The issue is whether someone can use the mark “Five Apples” if “5 Apples” is trademarked. I’ll suppose the intended meaning of “trademarked” is Federally registered in the US.
If the marks are for the same goods or services, then the second (later in time) user is at a disadvantage. Because these marks sound the same when spoken out loud and have the same meaning, the marks may be viewed as essentially the same in the eyes of a consumer, or in the eyes of a court. But it’s never that easy to answer these questions even when one has all the facts.
Whoever starts using the same or a confusingly similar mark first and continually uses it (or has an excuse for a break in use) typically has superior rights. An inexcusable break in use could be viewed as abandonment.
The type of use and the geographic presence of such use are also relevant.
Is the registration valid? Does it have a problem making it void? Are there underlying rights beyond those provided by the registration?

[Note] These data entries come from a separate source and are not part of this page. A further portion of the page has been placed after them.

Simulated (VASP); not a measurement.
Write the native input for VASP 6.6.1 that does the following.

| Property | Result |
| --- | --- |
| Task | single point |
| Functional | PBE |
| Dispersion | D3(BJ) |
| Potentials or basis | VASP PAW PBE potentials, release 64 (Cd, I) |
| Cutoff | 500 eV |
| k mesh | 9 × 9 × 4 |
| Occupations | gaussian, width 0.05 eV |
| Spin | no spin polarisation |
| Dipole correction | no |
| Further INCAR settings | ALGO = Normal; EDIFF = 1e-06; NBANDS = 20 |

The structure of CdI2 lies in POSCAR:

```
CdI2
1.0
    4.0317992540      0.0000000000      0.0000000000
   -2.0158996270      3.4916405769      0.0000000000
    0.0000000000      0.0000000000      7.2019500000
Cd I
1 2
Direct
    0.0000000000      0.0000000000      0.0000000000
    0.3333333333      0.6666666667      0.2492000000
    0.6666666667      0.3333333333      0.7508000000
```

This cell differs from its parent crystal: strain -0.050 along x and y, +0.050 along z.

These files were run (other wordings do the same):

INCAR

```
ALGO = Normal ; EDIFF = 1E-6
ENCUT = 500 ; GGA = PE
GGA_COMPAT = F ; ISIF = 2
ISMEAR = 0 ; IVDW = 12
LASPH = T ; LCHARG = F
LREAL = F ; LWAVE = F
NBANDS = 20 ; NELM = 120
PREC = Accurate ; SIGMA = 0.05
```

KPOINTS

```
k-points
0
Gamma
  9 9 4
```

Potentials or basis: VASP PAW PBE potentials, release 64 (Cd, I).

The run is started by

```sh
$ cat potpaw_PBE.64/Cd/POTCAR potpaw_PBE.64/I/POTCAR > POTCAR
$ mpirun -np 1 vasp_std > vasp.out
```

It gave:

The answers to each of these questions have nuances to them based on statutes and court decisions, and sometimes there will be an issue a court has trouble deciding.
If you have trademark rights to protect, hire an experienced trademark lawyer. If you are thinking of adopting a new mark, hire an experienced trademark lawyer. There is no perfect answer in many cases, but a good lawyer will help you make the tough decisions you’ll need to hopefully (using a boxing metaphor) “bob and weave” and avoid getting “hit.”